It did. Oh boy, did it ever.

A couple of months ago, I found myself with a "unicorn" offer in hand. As you might imagine, I made the leap! So for the last couple of months I've been exploring a different way to work.

I don't know how to act

And after more than a decade in a single culture, I'm here to tell ya: learning a new company is the stretchiest, think-on-your-feet-iest thing you can do to yourself.

Don't get me wrong here - I've been unequivocally delighted as I've run around my new work-home like a kid in the woods, picking up rocks to see what's underneath. And every rock I pick up has the most interesting and wonderful things under it.

This is where it got weird for me. I recovered from burnout... practically overnight. Y'all, I've hit the wall before. I know what it feels like. It doesn't just evaporate, you have to slowly recover and build yourself back up. But this time it DID.

How did THAT happen?

I've been thinking long and hard about this. It's challenged everything I knew and believed about burnout. It's made me question advice I gave to others along the way.

How did I recover from burnout so fast?

Margin!

I've had conversations with friends, family, mentors... and a comment I've made to them as I describe the difference in company cultures is "I don't even know how to act, it's so different". The cultural differences are everywhere for me. I went from a super-traditional well-established business who celebrated their 75th anniversary recently to a Silicon Valley startup that's younger than my daughter. I went from my most recent role in Infrastructure Design to DevRel in a Sales & Marketing org. I'm here to tell you, these two experiences are polar opposites.

In the old job, I expended tremendous energy on trying to help change the culture. It was a sort of pet project for me, to try to get the corporation to accept that there might be another way to be. I'm not having to do that in the new role... the culture is already in place and working beyond my wildest imagination (as well as beyond the belief of any of the folks I was trying to convince in the old job - if they could see what I see now, I'm not sure it would even compute for them!).

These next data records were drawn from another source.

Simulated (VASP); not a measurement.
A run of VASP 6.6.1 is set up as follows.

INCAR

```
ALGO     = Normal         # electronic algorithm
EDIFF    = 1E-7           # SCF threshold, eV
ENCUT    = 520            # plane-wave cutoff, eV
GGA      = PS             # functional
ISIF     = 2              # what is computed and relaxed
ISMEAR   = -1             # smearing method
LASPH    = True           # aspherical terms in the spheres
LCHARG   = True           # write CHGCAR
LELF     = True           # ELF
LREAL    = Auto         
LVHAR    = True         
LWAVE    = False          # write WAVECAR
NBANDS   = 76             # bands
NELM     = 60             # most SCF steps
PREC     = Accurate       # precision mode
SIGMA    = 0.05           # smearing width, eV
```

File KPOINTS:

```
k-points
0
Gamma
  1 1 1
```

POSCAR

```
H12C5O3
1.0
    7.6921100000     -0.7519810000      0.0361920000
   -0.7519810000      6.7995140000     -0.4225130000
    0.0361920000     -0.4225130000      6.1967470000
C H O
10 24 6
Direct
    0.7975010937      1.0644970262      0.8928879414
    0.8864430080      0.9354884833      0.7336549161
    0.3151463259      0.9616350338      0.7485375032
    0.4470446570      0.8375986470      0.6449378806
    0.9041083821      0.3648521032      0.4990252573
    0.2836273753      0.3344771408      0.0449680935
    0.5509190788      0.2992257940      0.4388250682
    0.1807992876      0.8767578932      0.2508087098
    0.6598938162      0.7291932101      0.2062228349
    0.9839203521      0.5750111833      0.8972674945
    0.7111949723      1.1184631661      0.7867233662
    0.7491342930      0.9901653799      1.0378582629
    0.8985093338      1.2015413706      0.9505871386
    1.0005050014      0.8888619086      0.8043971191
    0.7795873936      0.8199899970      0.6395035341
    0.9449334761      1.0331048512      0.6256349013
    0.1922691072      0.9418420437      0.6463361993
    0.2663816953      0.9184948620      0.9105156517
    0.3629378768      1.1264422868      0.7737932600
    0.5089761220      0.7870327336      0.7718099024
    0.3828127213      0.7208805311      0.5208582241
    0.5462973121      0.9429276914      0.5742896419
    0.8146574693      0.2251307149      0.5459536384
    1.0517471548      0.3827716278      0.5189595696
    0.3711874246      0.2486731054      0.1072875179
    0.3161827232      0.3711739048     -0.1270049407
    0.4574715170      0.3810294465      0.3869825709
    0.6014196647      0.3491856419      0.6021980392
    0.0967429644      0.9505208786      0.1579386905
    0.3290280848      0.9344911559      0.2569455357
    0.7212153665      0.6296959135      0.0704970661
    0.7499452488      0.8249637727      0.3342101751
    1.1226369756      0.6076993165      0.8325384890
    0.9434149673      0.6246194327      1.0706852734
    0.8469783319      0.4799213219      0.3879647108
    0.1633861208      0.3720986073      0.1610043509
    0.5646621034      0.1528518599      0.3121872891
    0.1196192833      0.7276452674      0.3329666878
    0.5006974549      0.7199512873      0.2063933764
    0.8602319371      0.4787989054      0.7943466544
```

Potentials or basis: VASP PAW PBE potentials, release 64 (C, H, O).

So if we oversimplify this a bit, just to talk through the concept:

I have x units of energy to expend on my career. I was spending n units of energy on culture change, where x > n > 1. That meant that to actually do the job I was hired for, I was left with x-n units of energy. Burnout appeared because of a presupposition that n units would be enough to improve the culture so that my remaining x-n would be enough to complete my work effectively. It was an investment I was making in the future, believing that if I do the culture work now I'd be able to benefit long-term by reducing the total amount of energy required to complete my work.

Summarized for those in the back:
Misaligned culture ate my productivity and burned me out.

You were told there would be no math

Ok, Ben, get to the point.

It was stupid hard to get the culture to shift. Culture work in traditional shops gets treated as an afterthought - "you can do that touchy-feely stuff later after the real work is finished."

AND THIS IS THE WRONG APPROACH.

Misalignment on culture doesn't just mean that your morale takes a hit. It creates organizational friction that directly eats away at your bottom line.

What's even more insidious about this cultural alignment tax is that it's practically invisible to the company. We know what light is because we've experienced dark; but the company is often blind to its weaknesses here.

What's to be done about it?

  • Intentionally Diversify.

If your company only promotes from within, you're going to build GroupThink. Intentionally hire diversely, and intentionally hire people from the outside at many levels of the org chart. You might feel that promoting from within rewards loyalty, and it does... but those external hires are your fresh eyes on cultural concerns - they've seen things in other companies that were good or bad and they can absolutely help you.

  • Ask... and then Act on the responses you get.

If you ask your employees what they want, they'll tell you. Crazy, huh? This of course comes with a caveat - they have to be psychologically safe! Transparency and openness can go a long way toward creating that psychologically safe culture... which then enables you to gain insights from the people who can tell you exactly what needs to be adjusted. And then by all means, DO something with the information you collect! If you ask someone and they give you their opinion, make sure they don't leave the interaction feeling ignored!

  • Make it easier to gain funding for cultural initiatives. Investing is the act of putting something of value on the line in order to allow it to create a return of increased value. If you want to strangle your culture, just tighten up funding.

I get it, I'm writing this on the brink of a recession, and money doesn't grow on trees unless you're the Federal Government. I'm not asking you to break the bank over mini-golf and axe-throwing outings here. I'm asking you to be thoughtful, and to realize that cultural initiatives do directly affect your bottom line; just in a different way. Acknowledge that, honor the differences, and realize that if you get your culture right, you'll find it much easier to handle a lot of other stuff.